Google Inc. (NASDAQ: GOOG) has seen a mixed fanfare on its $12.5 billion acquisition of Motorola Mobility Holdings, Inc. (NYSE: MMI). We have a very mixed bag reception, but the big standout is the SELL rating from S&P Equity Research.
Standard & Poor’s has its S&P Equity Research and the rating group has lowered the stock all the way to SELL from a prior BUY rating. S&P cut the price target all the way down to $500 from a prior target of $700 as well. The deal poses a risk according to the report in part because it is not certain that the Motorola patent portfolio (well over 20,000 patents) will be enough to protect the company from suits over intellectual property.

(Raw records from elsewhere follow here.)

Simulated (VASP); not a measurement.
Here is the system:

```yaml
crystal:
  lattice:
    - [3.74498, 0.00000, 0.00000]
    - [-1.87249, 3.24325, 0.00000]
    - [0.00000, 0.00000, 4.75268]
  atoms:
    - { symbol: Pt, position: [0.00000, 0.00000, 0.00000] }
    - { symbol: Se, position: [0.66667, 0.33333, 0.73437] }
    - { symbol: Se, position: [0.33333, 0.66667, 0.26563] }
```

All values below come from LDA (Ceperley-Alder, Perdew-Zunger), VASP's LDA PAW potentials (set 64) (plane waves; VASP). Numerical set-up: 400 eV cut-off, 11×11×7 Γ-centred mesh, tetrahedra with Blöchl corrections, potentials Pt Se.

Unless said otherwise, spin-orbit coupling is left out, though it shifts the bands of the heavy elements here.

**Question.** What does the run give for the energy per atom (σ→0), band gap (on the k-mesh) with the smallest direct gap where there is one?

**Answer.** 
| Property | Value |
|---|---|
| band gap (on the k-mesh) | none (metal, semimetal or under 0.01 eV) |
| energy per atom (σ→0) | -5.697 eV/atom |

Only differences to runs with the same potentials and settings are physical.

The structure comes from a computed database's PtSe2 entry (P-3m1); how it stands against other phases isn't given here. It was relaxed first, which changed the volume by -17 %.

Another concern is that the deal will hurt Google’s margins, as well as its growth rates and even its balance sheet.
What makes the call so odd is that this differs a bit from yesterday’s call from the Standard & Poor’s credit analysis. S&P said yesterday that Google’s ratings would be unaffected by its announced deal to acquire Motorola Mobility. The ratings and outlook of AA-/Stable/A-1+ remain unchanged. S&P noted that financing for the deal was not indicated but the firm believes that Google has no need to raise cash to fund the purchase as had more than $39 billion in cash on hand and strong free cash flow.
Google shares closed at $563.77 on Friday before the deal was announced. Shares closed down at $557.23 on Monday and down at $539.00 on Tuesday. That is a total drop so far of only about 4.4% in the last two sessions. If there was real problems with the deal we would have expected the dilution in share price to have been about twice the 6% or 7% of the implied market cap before it was announced.